Want to thwart the life chances of black students? Then hey, become an educator. Say, a professor of Medieval literature at the City University of New York:
In an op-ed for Inside Higher Ed, Dr A W Strouse argues that colleges should support “greater linguistic diversity” and “affirm and embrace” language differences among students, such as the use of slang and African American Vernacular English. Affirming students’ use of non-standard English is important, he says, because students who speak nonstandard English may feel discouraged if called out for it.
Correcting errors of spelling and basic grammar can, we’re told, “make students feel bewildered, hurt, or angry.” Yes, personal growth can do that, especially when overdue.
“Already, scholars of rhetoric believe, as the consensus view, that instructors should not try to change their students’ speech patterns,” Strouse writes. “In the classroom, students shut down in the face of pedantry because they hate when bossy teachers tell them how to talk, especially in cases in which bourgeois white teachers dictate ex cathedra about what speech is ‘correct.’”
Bourgeois white teachers. No prizes for guessing where this is going. And it occurs to me that whether speech patterns are ‘correct’ may depend on whether you’re being understood, or sufficiently precise – say, in class. Or on whether you’re employable.

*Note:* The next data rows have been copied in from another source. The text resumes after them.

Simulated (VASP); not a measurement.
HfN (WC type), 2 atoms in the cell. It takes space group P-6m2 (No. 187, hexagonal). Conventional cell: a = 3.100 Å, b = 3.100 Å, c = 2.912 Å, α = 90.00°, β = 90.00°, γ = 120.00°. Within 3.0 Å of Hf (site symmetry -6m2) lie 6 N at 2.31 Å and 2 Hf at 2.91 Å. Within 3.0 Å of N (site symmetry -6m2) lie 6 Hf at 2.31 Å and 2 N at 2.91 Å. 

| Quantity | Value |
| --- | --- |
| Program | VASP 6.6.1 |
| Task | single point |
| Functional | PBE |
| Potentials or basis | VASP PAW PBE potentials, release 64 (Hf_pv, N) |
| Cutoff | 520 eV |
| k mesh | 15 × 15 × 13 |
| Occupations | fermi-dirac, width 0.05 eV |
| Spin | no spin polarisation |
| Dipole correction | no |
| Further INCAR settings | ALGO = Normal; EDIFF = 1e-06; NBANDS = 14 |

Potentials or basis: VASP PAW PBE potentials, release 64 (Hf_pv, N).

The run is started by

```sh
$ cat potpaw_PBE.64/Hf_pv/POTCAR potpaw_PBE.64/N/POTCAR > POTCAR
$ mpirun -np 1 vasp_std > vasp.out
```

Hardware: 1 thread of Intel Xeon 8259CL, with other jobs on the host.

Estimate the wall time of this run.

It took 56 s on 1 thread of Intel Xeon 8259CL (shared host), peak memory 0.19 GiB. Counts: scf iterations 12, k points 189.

Further, he declares that the academic norms that privilege standard English should be suspect, because they can justify the judgment of “people’s intelligence based on dubious standards.”
Well, if you’re an employer and trying to thin a pile of job applications, repeated errors of even simple grammar and spelling are, inevitably, going to be a big help, given their tendency to correspond with, and thereby signal, both carelessness and intellectual imprecision. If someone is apparently too distracted to proofread their own job application, that’s unlikely to inspire great confidence. However, Dr Strouse has foreseen this practical problem and proposes a bold, if unorthodox, solution:
When asked why he believes it’s important to embrace and support alternative types of English, especially those that are typically frowned upon in the workplace, Strouse said employers shouldn’t dictate how their employees speak. “The workplace has way too much power and should not be allowed to determine something as fundamental as how we speak,” he declared. “People need to tell their bosses, ‘Fuck you.’”
And a long and satisfying employment history will no doubt follow.
You see, Dr Strouse is – in his mind, at least – “dismantling linguistic racism.” And he’s doing this using minority students as his little foot soldiers. How very brave of him. And that ungrammatical job application, the one enlivened with incomprehensible sentences and lots of inventive spelling, will do just fine. Because by the time any sufficiently credulous students have pinned their hopes upon it, it won’t be his problem.